PolNet vendors certain third-party libraries under src/external/ to keep them bundled with the package while clearly separated from the PolNet source code. Each vendored package retains its original license.

Package	Location	License	Copyright	Upstream
cvtub (curvatubes)	`src/external/cvtub/`	MIT	© 2021 Anna Song	github.com/annasongmaths/curvatubes

The full license text for each vendored package is included in its directory (e.g. src/external/cvtub/LICENSE). Every source file carries a header comment identifying its origin and license. Modifications made to vendored code are:

Relative imports — absolute from cvtub.xxx imports converted to relative from .xxx so the package works within the PolNet src/ layout. Each changed line is marked with a # polnet: relative import comment.
GPU VRAM cleanup (generator.py only) — a comprehensive 7-step cleanup block was added at the end of _generate_shape() to prevent VRAM leaks when generating multiple surfaces in sequence. The block is marked with # polnet: comprehensive GPU VRAM cleanup.
Code formatting — all .py files reformatted with black (line-length 79) for consistency with the rest of the polnet codebase. No functional changes.
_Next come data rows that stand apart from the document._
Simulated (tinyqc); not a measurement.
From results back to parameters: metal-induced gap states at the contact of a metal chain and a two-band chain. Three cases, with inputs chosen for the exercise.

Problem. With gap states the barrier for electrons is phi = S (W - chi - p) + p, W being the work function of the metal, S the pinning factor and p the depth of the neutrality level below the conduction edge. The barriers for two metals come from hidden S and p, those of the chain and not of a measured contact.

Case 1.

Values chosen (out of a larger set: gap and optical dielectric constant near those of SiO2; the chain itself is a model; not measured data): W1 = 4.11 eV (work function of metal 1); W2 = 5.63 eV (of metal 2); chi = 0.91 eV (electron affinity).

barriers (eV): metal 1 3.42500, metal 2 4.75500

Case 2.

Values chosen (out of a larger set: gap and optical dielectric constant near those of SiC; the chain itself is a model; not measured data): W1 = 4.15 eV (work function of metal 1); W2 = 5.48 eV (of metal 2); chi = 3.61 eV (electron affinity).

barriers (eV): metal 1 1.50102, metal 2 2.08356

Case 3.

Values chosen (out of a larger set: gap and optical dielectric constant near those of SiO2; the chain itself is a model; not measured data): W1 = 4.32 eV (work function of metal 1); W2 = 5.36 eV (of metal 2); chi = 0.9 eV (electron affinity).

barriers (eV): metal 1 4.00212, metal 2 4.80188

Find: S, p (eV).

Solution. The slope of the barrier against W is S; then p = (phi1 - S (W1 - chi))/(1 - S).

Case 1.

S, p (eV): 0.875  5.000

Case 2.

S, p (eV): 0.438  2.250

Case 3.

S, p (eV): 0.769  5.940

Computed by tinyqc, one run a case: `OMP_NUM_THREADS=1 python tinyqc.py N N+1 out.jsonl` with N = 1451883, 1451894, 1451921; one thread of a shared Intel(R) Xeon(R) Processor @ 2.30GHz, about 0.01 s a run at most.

Curvatubes performance notes

The curvatubes membrane generator runs a GPU-accelerated phase-field optimisation that can be very slow for large tomogram shapes. Generation times for a single membrane on a 300×300×300 grid are typically in the range of 30 minutes to several hours, depending on the GPU, CT_MAXEVAL, and the curvature coefficients. A detailed analysis of computation time vs. tomogram shape is provided in Seghiri, Gallego Nicolás et al. (2026).

GPU VRAM is another limiting factor. The optimisation allocates multiple full-volume tensors (phase field, gradient, Hessian, FFT filters, optimizer state) on the GPU simultaneously. Empirical measurements on $S \times S \times 250$ volumes follow the quadratic relationship:

$$\text{VRAM (MB)} \approx 0.05664 \cdot S^{2}$$

Tomogram shape ($S \times S \times 250$)	Predicted VRAM
$S = 128$	~0.9 GB
$S = 200$	~2.2 GB
$S = 300$	~5.0 GB
$S = 400$	~8.8 GB
$S = 500$	~13.8 GB
$S = 600$	~19.9 GB

If VRAM is insufficient, PyTorch will raise an OutOfMemoryError. You can control the trade-off between quality and resource consumption with:

CT_MAXEVAL — maximum number of energy evaluations (recommended: 6000).
CT_INFORM_EVERY — log progress every N evaluations (recommended: 500; set to 0 to disable).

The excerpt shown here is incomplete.